Attorney Bruce Aydt, ABR, CRB, SRS, is a national real estate educator, a Missouri real estate broker, and past chair of the NAR Professional Standards Committee.
You can send him your ethics questions at email@example.com.
Q: Would it be ethical for me to advertise a property that appears in the multiple listing service even if I'm not the listing agent? I'd like to include information about a particular property in a newspaper ad. But I'm wondering if I need to first contact the listing broker for permission?
A: Yes, you do. There are a couple of issues to consider here. When it comes to advertising, the key concept in the Code of Ethics is the "true picture" test. Article 12 of the Code says, "REALTORS® shall be honest and truthful in their real estate communications and shall present a true picture in their advertising, marketing, and other representations."
Standard of Practice 12-4 goes one step further and requires "authority" to advertise a listing: "REALTORS® shall not offer for sale/lease or advertise property without authority."
Where does "authority" to advertise a listing come from? It starts with sellers giving the listing broker permission to advertise and market their property. That authority is generally established in the listing agreement. The listing broker may have been given authority in the listing agreement to allow other brokers to advertise as well.
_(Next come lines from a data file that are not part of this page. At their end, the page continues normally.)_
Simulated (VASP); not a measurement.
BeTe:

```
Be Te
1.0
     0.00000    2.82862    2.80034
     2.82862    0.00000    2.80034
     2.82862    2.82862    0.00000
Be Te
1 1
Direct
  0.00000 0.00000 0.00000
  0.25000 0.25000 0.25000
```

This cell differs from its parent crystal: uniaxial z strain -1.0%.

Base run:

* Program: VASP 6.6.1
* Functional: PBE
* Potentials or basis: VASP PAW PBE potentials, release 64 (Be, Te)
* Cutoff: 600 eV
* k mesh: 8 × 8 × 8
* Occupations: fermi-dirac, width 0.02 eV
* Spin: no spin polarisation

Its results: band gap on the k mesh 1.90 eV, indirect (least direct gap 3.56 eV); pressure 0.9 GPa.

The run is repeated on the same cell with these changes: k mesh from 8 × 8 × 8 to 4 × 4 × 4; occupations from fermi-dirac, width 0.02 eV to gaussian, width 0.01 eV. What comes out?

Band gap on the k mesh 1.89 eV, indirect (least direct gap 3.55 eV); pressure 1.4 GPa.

But just because the property appears in the MLS doesn't mean that other brokers have any right or authority to advertise the listing in a newspaper or in other media, absent permission from the listing broker.
It should be noted that Internet Data Exchange rules of REALTOR® association–owned and –operated MLSs enable listing brokers to give other participants blanket authority to advertise the listing broker's listings on their Web sites. However, the authority granted under IDX rules does not apply to other media such as newspapers.